So started experimenting with the burst expect vectorized and found out that a very simple case doesn’t work as expected.
.
The code.
public void Execute(ArchetypeChunk batchInChunk, int batchIndex, int indexOfFirstEntityInQuery)
{
NativeArray<TargetInternalOptimized2>.ReadOnly targets =
batchInChunk.GetNativeArray(this.tHandle).AsReadOnly();
for (int index = batchInChunk.Count - 1; index >= 0; index--)
{
Unity.Burst.CompilerServices.Loop.ExpectVectorized();
var target = targets[index];
}
}
Component that breaks vectorization.
public struct TargetInternalOptimized2 : IComponentData
{
//xyz position, w entityQueryIndex
public float4 positionAndQueryIndex;
}
This doesn‘t perform any work. I‘d expect the compiler to optimize this away. Nothing to vectorize.
Try to assign to another array of same type and length.
Someone else has to get into more detail why that happens.
I could not get float4 to vectorize. Float on the other hand works. Maybe the 512 register doesn’t have auto vec support?
On the other hand. Getting the pointers and a memcpy would be much faster.
Some further tips, not necessarily for this case but what I learnt. Burst doesn’t know what to do with structs, so casting to simple type pointers like float4* or Reinterpret an array helps.
Burst has two modes of vectorization. The first mode is loop-vectorization. The second is instruction vectorization. The ExpectVectorized() intrinsic only checks the first, but using the math types like float4 causes Burst to switch to the second mode.

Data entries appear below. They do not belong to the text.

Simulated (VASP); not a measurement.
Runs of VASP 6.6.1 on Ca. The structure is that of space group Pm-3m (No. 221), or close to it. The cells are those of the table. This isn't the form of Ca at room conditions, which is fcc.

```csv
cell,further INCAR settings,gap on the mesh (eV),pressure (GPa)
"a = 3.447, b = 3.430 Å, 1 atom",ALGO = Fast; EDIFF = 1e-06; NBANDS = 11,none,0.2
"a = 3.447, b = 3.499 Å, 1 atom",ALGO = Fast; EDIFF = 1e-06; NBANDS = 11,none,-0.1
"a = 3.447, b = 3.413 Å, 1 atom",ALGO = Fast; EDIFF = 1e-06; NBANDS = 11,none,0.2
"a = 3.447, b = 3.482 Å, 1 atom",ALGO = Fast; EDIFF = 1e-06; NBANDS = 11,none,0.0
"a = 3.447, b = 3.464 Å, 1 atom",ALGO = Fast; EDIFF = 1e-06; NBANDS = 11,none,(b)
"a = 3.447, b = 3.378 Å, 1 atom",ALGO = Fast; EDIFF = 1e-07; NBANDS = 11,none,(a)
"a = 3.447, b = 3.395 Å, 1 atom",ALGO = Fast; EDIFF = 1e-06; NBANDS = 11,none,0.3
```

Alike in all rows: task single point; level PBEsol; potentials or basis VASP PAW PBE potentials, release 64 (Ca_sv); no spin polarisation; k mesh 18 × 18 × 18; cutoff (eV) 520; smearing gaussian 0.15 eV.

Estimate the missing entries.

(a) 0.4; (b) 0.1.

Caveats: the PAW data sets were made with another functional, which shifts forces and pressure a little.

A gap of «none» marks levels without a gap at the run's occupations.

Check.Assume(schema.BaseValue.Length % 4 == 0);
Check.Assume(schema.BaseValue.Length == modifiers.Length);
Check.Assume(schema.BaseValue.Length == result.Length);
var min = schema.Min.Reinterpret<float4>(UnsafeUtility.SizeOf<float>());
var max = schema.Max.Reinterpret<float4>(UnsafeUtility.SizeOf<float>());
var baseValue = schema.BaseValue.Reinterpret<int4>(UnsafeUtility.SizeOf<int>());
var added = modifiers.Added.Reinterpret<int4>(UnsafeUtility.SizeOf<int>());
var increased = modifiers.Increased.Reinterpret<float4>(UnsafeUtility.SizeOf<float>());
var reduced = modifiers.Reduced.Reinterpret<float4>(UnsafeUtility.SizeOf<float>());
var more = modifiers.More.Reinterpret<float4>(UnsafeUtility.SizeOf<float>());
var less = modifiers.Less.Reinterpret<float4>(UnsafeUtility.SizeOf<float>());
var stats = result.Reinterpret<float4>(UnsafeUtility.SizeOf<float>());
for (var index = 0; index < baseValue.Length; index++)
{
// #if UNITY_BURST_EXPERIMENTAL_LOOP_INTRINSICS
// Unity.Burst.CompilerServices.Loop.ExpectVectorized();
// #endif
var addedResult = baseValue[index] + added[index];
var additiveResult = 1 + increased[index] - reduced[index];
var multiplicativeResult = more[index] * less[index];
stats[index] = math.clamp(addedResult * additiveResult * multiplicativeResult, min[index], max[index]);
}
The code generated looks near perfect yet still fails the check.
So yeah, I think it is as Dreaming says. However, I did manage to make burst generate the exact same code without the Reinterpret (after some additional attributes) and it still failed.
Hi I’m still lost with the vectorization stuff.
Could you share with us the code for schema, modifiers and results ?
It would help me understand the structs layout and their reinterpretation.
Ok so schema.Min is a native array and schema.Max another native array.
Do we have to split them or is there a way to have a native array of range struct with a min float and a max float and somehow reinterpret the min floats as float 4 for vectorization ?
Now after a while figuring out the burst inspector my code seems similar. No interpret in use.
Also in your screenshot the loop part is not vectored same as me. If the burst just check the loop part and returns its not vectored and doesn’t care about if the other part is. Then it makes sense.
I wonder if there is any way the loop can be vectored